Munster Go Home (1966) poster

Munster Go Home (1966)

Rating:


USA. 1966.

Crew

Director – Earl Bellamy, Screenplay – Joe Connelly, Bob Mosher & George Tibbles, Producers – Joe Connelly & Bob Mosher, Photography – Benjamin H. Kline, Visual Effects – Albert Whitlock, Makeup – Bud Westmore, Art Direction – Alexander Golitzen & John J. Lloyd. Production Company – Universal.

Cast

Fred Gwynne (Herman Munster), Yvonne de Carlo (Lily Munster), Al Lewis (Grandpa Munster), Debbie Watson (Marilyn), Butch Patrick (Eddie Munster), Terry-Thomas (Freddie Munster), Robert Pine (Roger Moresby), Hermione Gingold (Aunt Effigy), Jeanne Arnold (Grace), Bernard Fox (Lord Moresby)


Plot

Herman Munster inherits the title of the Earl of Shroudshire in England. He and the rest of the Munster family cross the Atlantic to take up residence in the ancestral Shroudshire castle. However, the English side of the family is secretly using the castle to run a counterfeiting operation for the criminal mastermind known as The Griffin. Aunt Effigy is deeply disappointed that her son Freddie did not inherit the title of Earl and decides that Herman must be killed. Meanwhile, Herman decides that he must uphold the family name by entering a local car race.

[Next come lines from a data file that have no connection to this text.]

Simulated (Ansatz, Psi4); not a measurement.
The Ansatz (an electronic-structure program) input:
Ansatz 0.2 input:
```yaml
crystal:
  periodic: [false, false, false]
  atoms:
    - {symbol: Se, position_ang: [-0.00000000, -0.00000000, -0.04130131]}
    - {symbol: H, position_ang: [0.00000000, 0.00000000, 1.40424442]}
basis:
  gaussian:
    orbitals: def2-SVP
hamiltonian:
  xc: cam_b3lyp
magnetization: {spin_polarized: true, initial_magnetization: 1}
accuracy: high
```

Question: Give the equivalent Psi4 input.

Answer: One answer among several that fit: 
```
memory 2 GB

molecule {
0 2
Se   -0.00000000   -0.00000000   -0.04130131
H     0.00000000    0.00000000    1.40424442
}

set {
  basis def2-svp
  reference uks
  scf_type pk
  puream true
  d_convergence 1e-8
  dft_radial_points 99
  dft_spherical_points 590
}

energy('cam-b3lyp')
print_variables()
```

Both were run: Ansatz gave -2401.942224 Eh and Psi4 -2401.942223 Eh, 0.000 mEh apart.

The tv series The Munsters (1964-66) was clearly patterned after Charles Addams’ The Addams Family cartoons. The Addams Family was also adapted for tv, appearing one week before The Munsters premiered, in the famous tv series The Addams Family (1964-6). Tapping into the same gothic look of the Addams Family, the Munsters came clearly modelled on the classic Universal monsters of the 1930s featuring Fred Gwynne as a disarmingly lugubrious Frankenstein monster lookalike; Yvonne De Carlo resembling a pasty-faced Carroll Borland from Mark of the Vampire (1935); Al Lewis as the vampiric Grandpa; Butch Patrick as the werewolf son; and Beverly Owen, later Pat Priest and here Debbie Watson, as the perfectly normal teenage niece, hence grotesque to the family. The Munsters toned down the deadpan bizarreness that marked The Addams Family for more of a jolly eccentricity. Up until the Addams Family big-screen revival in the 1990s, remained the more popular in syndication, although with the various modern incarnations of The Addams Family, The Munsters tends to be less well remembered today.

This was the sole feature film spun off from the series.. It is a likeable knockabout farce. There is a rather witty script, which banters a clever series of one-liners – Lily’s advice to a lovelorn Marilyn “Dear, you’ve only had your heart broken. Wait until you’ve had a stake driven through it half-a-dozen times like I have.” Eddie comes running to his mother:– “What are to-mar-toes?” “That’s what they call to-may-toes over here,” “Well, that’s what they’re throwing at me.” Grandpa mutters: “Next time I steal a horse it’s going to have handles on it.” Or the charming scene where Herman and Lily sit up in bed applauding their cousins attempts to scare them away with a fake ghost.

Lily (Yvonne de Carlo), Herman (Fred Gwynne), Marilyn (Debbie Watson), Grandpa (Al Lewis), and Eddie (Butch Patrick) in the Munster Koach in Munster Go Home (1966)
The Munsters – (l to r) Lily (Yvonne de Carlo), Herman (Fred Gwynne), Marilyn (Debbie Watson), Grandpa (Al Lewis), and Eddie (Butch Patrick) in the Munster Koach

Fred Gwynne’s mock seductive eyes and marvellously expressive face is, as always, a delight. Bud Westmore’s wonderfully supple makeup takes full advantage of the move into colour that the film adds over the tv series, which aired in black-and-white. The last quarter tries to emulate the 1960s genre of Looney Races films – It’s a Mad Mad Mad Mad World (1962), The Great Race (1965), Those Magnificent Men in Their Flying Machines (1965), Those Daring Young Men in Their Jaunty Jalopies (1967) et al – of which the casting of Terry-Thomas (a regular in most of these films) is particularly conspicuous. The race sequences go on far too long but the rest of the film remains surprisingly likable.

Most of the cast were reunited for a later tv movie The Munster’s Revenge (1981). The Munsters Today (1988-91) was an attempt at revival with an entirely new cast and lasted on air for three seasons, although was generally agreed on by fans as lacking the original spark. A different cast yet again appeared in the further tv movie Here Come the Munsters (1995), while yet another cast line-up appeared in the tv movie The Munster’s Scary Little Christmas (1996). Mockingbird Lane (2012) was a further one-hour pilot for a new version, directed by Bryan Singer, although this failed to be picked up as a series. The Munsters (2022) was a film remake of the tv series from Rob Zombie.